Instead of focusing on the actions of successful leaders, an article in the June issue of the Harvard Business Review by Roger Martin looks at how successful leaders think. Martin has spent the past 15 years studying winning leaders and concludes that they all share the predisposition and ability to simultaneously hold two opposing ideas in their heads.
Martin calls this mental multi-tasking integrative thinking, and describes it as an “opposable mind.” He argues that integrative thinking is far more fruitful than conventional thinking, which tends to result in the choice of the lesser of two evils. The central example in the article is Bob Young, CEO of Red Hat, which was selling low-cost versions of the open-source software Linux in the mid-90s. Young was able to see beyond the two paths in the software business at the time—continue to sell CDs of the open source software or follow the path of Microsoft and sell higher cost versions of proprietary software—to come to a winning solution that made him a billionaire: give away the open-source software and sell service.
The article outlines the four stages of decision-making and compares the conventional approach to integrative approach:
Determining salience. Martin notes that the first step is to figure out which factors to take into account, and the conventional approach eliminates as many as possible in an effort to keep things simple. The integrative thinker, on the other hand, seeks out as many factors as possible, including more obscure but potentially relevant factors. Young, for instance, recognized the corporate CEO’s real dilemma in needing to invest in a product with a future, helping him to arrive at his service model.
Analyzing causality. The next step is to establish relationships between the salient factors, and conventional thinkers tend to look for straight-line causal relationships. “It’s no accident that linear regression is the business world’s preferred tool for establishing relationships between variables,” Martin wrote. Integrative thinkers question apparently obvious links and look for multidirectional or nonlinear links, he explains.
Envisioning the decision architecture. Martin explains that when getting down to the decision itself, the impulse is to establish a strict sequence in which issues will be considered, and also to hand off pieces of a decision to different corporate functions—pricing, marketing, distribution—resulting in a mediocre outcome. Martin maintains that integrative thinkers do not break down a problem to work on in pieces or in a strict sequence. According to Martin, Young held many issues in his head for a long time, including the feelings and challenges of the CIO, what was happening in the individual and corporate markets for operating software, the business factors affecting the free-software business, and what drove the proprietary software makers, before he created his new business model.
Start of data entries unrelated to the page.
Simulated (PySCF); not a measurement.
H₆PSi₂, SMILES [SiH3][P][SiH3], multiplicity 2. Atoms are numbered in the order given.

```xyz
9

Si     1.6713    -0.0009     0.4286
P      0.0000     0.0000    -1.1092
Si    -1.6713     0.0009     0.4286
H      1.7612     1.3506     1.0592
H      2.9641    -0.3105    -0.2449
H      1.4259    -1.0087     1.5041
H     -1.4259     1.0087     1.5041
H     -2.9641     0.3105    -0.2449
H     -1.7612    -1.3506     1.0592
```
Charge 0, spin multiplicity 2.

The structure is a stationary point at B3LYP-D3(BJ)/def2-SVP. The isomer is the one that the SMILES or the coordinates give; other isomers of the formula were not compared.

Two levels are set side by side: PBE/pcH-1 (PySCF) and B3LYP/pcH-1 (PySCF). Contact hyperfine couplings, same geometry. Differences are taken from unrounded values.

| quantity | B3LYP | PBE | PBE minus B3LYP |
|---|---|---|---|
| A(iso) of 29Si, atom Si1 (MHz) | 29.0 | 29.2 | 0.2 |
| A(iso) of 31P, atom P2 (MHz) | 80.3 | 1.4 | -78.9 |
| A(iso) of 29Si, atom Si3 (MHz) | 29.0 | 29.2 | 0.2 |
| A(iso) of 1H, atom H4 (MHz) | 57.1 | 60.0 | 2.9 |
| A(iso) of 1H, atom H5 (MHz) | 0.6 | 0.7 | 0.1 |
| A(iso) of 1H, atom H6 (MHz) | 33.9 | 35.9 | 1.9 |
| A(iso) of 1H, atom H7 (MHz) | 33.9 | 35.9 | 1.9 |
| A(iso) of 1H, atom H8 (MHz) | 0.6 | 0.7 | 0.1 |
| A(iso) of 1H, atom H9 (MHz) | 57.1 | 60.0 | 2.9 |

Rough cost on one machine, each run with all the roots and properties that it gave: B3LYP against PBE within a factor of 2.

Achieving resolution. Martin maintains that decision makers too frequently accept an unsatisfactory trade-off, whereas integrative thinkers are in a much better position to come to a creative resolution. Creating delays, sending teams back to reexamine the options, and generating 11th-hour options are all tools that can come into play because of an integrative thinker’s refusal to accept a less-than-ideal solution.
The good news is this: if you aren’t an integrative thinker, you can train yourself to be one through conscious attention to your decision-making processes. And if Martin has his way, integrative thinking will be taught in business schools.